-Rube Goldberg (1883-1970)
Even before he reached the age of 50, Rube Goldberg saw his name in the Merriam-Webster dictionary as an adjective meaning “accomplishing something simple through complex means. “ Goldberg saw the humor in the Machine Age of the early 1900s and spent 55 years drawing elaborate mechanisms that symbolized what he called “man's capacity for exerting maximum effort to achieve minimal results." Each drawing would take about 30 hours to complete.
Reuben Lucius Goldberg was the son of a San Francisco police and fire commissioner, who steered into obtaining and engineering degree in college before going to work in 1904, designing sewer pipes for the San Francisco Sewer Department. He only lasted a few months at the job before leaving to become a sportswriter and cartoonist. Early in his cartooning career he created the characters Mike & Ike (“They look alike.”) who live on these days as a brand of candy.

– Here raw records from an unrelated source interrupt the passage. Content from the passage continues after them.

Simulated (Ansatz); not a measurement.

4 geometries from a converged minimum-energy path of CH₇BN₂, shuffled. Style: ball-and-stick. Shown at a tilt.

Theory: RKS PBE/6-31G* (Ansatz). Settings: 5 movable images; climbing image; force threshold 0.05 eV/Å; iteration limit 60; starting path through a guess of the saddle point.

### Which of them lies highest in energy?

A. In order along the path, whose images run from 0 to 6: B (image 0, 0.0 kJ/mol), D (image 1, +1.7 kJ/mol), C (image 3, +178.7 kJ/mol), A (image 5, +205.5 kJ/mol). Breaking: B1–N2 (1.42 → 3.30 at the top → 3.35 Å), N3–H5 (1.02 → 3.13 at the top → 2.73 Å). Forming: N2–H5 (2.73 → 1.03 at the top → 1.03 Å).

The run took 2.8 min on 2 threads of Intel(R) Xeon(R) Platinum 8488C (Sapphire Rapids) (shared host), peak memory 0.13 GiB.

I was surprised to learn that Rube Goldberg won the 1948 Pulitzer Prize for editorial cartooning as a result of his New York Sun cartoon warning about the perils of the Atomic Age:
But he is best known for his elaborate drawings that continue to spawn of host of complicated machines that bear his name. “The Self-Operating Napkin” was a classic Rube Goldberg cartoon in that vein:
As you raise spoon of soup (A) to your mouth it pulls string (B), thereby jerking ladle (C) which throws cracker (D) past parrot (E). Parrot jumps after cracker and perch (F) tilts, upsetting seeds (G) into pail (H). Extra weight in pail pulls cord (I), which opens and lights automatic cigar lighter (J), setting off sky-rocket (K) which causes sickle (L) to cut string (M) and allow pendulum with attached napkin to swing back and forth thereby wiping off your chin. After the meal, substitute a harmonica for the napkin and you'll be able to entertain the guests with a little music.